MANILA, Philippines - Environmentalists have proposed that brown paper bags and newspapers are better alternatives to plastic bags when it comes to wrapping food, but the plastic industry maintains that such pose health hazards to consumers.
Crispian Lao, spokesperson for the plastic industry, claimed that brown bags and newspapers, which are commonly used to hold fried items such as fish and chips, contain chemicals that may contaminate food.
He added that health authorities in the Philippines and in other developed countries have not issued standards that would qualify recycled paper as a safe food wrap.
"We are raising this fact not to bring down paper, but to point out the unintended and costly consequences of the plastic ban which, in most instances, has denied the public a cheap food-grade wrapping material," Lao said in a statement.
"That is why you will notice that if you order french fries or pizza, the food itself is not in direct contact with the brown paper or carton packaging. In the case of pizza, wax paper holds the pizza underneath, but the top cover might still get in contact with the food unless, as some outlets do, a plastic item is provided to hold it up."
Lao made it clear, however, that not all paper products are unsafe. He said that white and "virgin" paper may be used to hold food items.
Lao made the statement following the ban on plastic bags in some areas in Metro Manila, causing plastic makers to be concerned about a possible dip in sales.
He stressed that plastic bags alone should not be blamed for floods in the country.
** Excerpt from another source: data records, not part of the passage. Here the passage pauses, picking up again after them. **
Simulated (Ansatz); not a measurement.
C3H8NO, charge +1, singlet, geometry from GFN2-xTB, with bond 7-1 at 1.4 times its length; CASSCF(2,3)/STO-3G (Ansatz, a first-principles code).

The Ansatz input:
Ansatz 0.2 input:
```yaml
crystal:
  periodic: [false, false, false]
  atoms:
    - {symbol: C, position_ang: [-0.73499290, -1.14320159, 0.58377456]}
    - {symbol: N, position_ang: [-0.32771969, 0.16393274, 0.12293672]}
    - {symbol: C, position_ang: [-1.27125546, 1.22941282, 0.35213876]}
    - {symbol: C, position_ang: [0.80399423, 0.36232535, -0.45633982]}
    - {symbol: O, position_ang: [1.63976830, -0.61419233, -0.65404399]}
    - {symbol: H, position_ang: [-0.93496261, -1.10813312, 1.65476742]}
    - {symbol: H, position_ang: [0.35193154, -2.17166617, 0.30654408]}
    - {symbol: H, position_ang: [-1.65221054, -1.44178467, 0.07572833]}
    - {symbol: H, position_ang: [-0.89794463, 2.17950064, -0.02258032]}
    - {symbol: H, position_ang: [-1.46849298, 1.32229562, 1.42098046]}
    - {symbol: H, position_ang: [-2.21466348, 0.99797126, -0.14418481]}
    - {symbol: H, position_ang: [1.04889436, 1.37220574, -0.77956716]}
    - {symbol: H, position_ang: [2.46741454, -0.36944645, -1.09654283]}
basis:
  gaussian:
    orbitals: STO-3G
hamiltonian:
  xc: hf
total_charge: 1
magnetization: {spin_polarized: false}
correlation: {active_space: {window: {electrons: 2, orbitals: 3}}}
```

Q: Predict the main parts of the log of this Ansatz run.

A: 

"Our irresponsible ways of disposing plastic and other waste is to blame, not plastic. We are the problem, we are also the solution," he said.
"Banning plastic misses the problem completely. It is an egregious mismatch between problem and solution."
Aside from being safe for food, plastic bags are "significantly cheaper" and "kinder to the environment," according to Lao.
Citing data from their industry, he said one gallon of clean water is needed to make one paper bag, which can also be used to create 116 plastic bags.
The spokesperson added that "paper manufacturing needs five times more energy than plastic, producing more greenhouse gases that worsen global warming."